MANHOOD REDO: The excerpt suggests at the end that I might have felt some responsibility for finding the little girl because he asked me to watch for her, and while my failure to find her might have been part of what "bothered" me, I would suspect that the feelings went much deeper than that, knowing more initimately now how scary it is when someone close to you disappears. There have been times when my wife or daughter haven't come home when I expected them, and it's hard not to jump to worst-case scenarios, an act which is driven, I think, by a fear of loss.

I would assume I was "bothered" because at some level I empathized with the guy and his distress, even if I couldn't recognize it or articulate it. It would be useful to include in masculine socialization a more thorough dictionary of emotions, so we could better express them and empathize with others.

Wednesday, January 2, 2008

JOURNAL EXCERPT: April 12, 1978 5:15 PM

This excerpt will be short and sweet (well, maybe not so sweet)...

"Felt full of lassitude today. Don't know what the problem is. Didn't write or draw. I think working the long hours at the Avalanche Journal [newspaper] is screwing me up."

MANHOOD REDO: While the long hours working on the AJ dock might have been part of the explanation for my inaction, I don't think they account for my lassitude in its entirety, especially since I seem to have the problem again and again, as anybody who read the journal would see. My writing production seems pretty spotty and unpredictable.

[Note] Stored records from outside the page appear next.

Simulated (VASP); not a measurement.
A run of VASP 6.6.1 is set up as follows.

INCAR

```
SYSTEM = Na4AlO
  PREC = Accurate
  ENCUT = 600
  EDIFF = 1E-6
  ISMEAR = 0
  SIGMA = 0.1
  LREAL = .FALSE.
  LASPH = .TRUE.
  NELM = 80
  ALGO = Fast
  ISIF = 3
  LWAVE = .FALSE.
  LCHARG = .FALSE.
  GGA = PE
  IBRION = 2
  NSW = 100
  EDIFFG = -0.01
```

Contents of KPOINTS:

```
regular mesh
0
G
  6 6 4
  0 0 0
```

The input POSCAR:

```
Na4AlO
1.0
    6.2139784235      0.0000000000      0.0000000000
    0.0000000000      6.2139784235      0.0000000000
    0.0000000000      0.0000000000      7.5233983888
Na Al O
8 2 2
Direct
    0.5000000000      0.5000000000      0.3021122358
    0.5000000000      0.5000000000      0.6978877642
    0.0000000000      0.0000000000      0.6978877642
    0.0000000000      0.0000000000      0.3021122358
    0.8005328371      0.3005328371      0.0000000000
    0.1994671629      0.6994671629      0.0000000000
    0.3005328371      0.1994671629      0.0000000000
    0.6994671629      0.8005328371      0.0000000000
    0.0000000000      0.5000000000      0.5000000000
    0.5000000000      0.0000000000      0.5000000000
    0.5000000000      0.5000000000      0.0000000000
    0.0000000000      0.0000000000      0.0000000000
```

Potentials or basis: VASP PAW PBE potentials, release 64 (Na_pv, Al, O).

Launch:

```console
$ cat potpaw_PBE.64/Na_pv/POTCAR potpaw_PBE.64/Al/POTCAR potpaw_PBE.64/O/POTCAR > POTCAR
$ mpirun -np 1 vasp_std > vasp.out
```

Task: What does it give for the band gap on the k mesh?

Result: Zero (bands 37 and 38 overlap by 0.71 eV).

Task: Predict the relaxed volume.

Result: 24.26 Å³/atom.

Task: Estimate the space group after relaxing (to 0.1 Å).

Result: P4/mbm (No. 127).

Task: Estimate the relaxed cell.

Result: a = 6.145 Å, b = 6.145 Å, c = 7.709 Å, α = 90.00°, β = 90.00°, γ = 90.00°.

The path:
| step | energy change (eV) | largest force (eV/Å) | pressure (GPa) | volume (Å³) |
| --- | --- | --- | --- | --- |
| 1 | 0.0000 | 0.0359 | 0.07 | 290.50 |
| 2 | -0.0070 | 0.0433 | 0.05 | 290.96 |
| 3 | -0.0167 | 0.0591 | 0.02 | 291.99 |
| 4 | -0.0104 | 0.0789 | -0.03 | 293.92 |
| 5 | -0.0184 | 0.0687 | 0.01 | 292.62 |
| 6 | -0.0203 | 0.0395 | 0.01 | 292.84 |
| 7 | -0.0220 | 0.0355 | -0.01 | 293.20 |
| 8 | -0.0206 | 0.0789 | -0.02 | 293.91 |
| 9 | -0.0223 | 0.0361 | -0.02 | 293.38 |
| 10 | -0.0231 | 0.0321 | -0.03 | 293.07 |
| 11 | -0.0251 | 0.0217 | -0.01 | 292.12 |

I'm going to pose another possible reason connected to something I wrote about in my dissertation: an internal conflict tied to two different selves, one I call the "Critic," the other the "Idiot." The critic is very much tied to traditional masculinity, the Idiot to everything that exists outside masculine norms and expectations. Here's how I explain it in the dissertation:

"Within the past two years, I have become increasingly more conscious of how this Critic's foundation rests on an internalized division, an inner split between the me in control, the 'dominant' me, who competently masters himself and the world for the betterment of all through his ability to present piercing theoretical insights (a Messianic intellectual?), and the me out-of-control, the incompetent, vulnerable, 'Idiot' me, less formed, who seems to begin in childhood and carry on into my adult years - a 'me' the other 'me' wants to disown, to distance myself from, because he is unpresentable, embarrassing, ignorant. It's the suppression of this 'Idiot' me that results in oppression. I project him onto others so that they are the ones 'out-of-control' and not me. To be out-of-control is, ultimately, unmanly, like my 'Idiot' self, so ignorant, so out of touch."

When I began writing seriously, I struggled with the part of me, the "Critic," that demanded perfection and control - expectations that would have seriously constrained my ability to throw myself fully into the art of learning to write. I must have known that I had years ahead of me learning the craft, that my stories and poems had a crudeness common to beginners, and rather than accept my place in the process of growth and development, it was safer to foist my attitudes about my fumbling, imperfect attempts at prose onto others, like R-- in an earlier journal excerpt or the older woman in the creative writing class.

Sometimes, you have to accept it's okay to be an idiot.